HILLARY ON RACE....In the Wall Street Journal today, Gerald Seib suggests that it's not just the black candidate who ought to address the subject of race in the Democratic primary:

As fears of a racial divide move from the wings to center stage for Democrats, it has largely been Sen. Barack Obama who has been called upon to address the subject....Undoubtedly, he'll have to do so again, in the wake of an appearance at the National Press Club Monday by his former pastor, the Rev. Jeremiah Wright Jr., whose commentaries on the state of American society have done as much as anything to bring race out of the campaign's shadows.

Yet it is Sen. Clinton who now has the greater ability to ease racial tensions within her party. Arguably, she also has the greater need to do so, for her long-term standing.

The rapidly congealing conventional wisdom suggests that Obama is in deep trouble after Jeremiah Wright's remarks yesterday and needs to disown him completely. This might be true: some of Wright's comments, especially his impromptu answers to questions about AIDS and Louis Farrakhan, are obviously damaging as hell to Obama's cause.

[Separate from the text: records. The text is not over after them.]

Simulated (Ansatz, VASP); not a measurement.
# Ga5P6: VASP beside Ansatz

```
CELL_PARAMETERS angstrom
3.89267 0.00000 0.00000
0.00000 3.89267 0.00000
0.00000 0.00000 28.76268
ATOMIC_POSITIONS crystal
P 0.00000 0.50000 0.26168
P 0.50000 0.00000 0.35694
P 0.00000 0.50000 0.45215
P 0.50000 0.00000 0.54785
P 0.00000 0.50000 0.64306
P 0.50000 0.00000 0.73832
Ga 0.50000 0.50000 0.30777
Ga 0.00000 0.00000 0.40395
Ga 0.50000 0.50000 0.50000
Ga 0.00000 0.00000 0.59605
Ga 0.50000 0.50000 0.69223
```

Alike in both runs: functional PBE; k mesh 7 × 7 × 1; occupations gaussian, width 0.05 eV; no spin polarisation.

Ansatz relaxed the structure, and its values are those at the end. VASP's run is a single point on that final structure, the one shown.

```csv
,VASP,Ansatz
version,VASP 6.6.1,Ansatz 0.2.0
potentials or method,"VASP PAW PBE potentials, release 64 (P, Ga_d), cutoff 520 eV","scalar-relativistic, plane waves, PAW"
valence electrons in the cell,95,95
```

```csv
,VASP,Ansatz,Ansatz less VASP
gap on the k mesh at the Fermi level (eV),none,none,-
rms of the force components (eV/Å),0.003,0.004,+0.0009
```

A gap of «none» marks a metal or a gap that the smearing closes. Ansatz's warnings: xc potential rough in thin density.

But Seib is right: Hillary Clinton could go a long way toward easing the tension that's threatening to open a very deep breach within the Democratic Party. And she should. It wouldn't be easy: she's not a naturally gifted speaker, as Obama and Bill Clinton are, and every word she said would be scrutinized for double meaning and disingenuousness. Still, why shouldn't the white candidate talk about this too? Defend Wright where he's defensible and criticize him where he isn't. Repudiate the ugliness that's overtaken the campaign — much of it her own doing — and say plainly that it's unfair to keep pretending that Obama bears responsibility for another person's words. Take the press to task for focusing on trivia, and the public as well for holding a black preacher to a different standard than white ones like John Hagee, whose comments have been every bit as incendiary as anything Wright has said. Talk as honestly about race from a white perspective as Obama did last month from a black perspective.

It wouldn't be easy. But then, she wants to president, doesn't she? That's not a job where you get to duck the tough issues.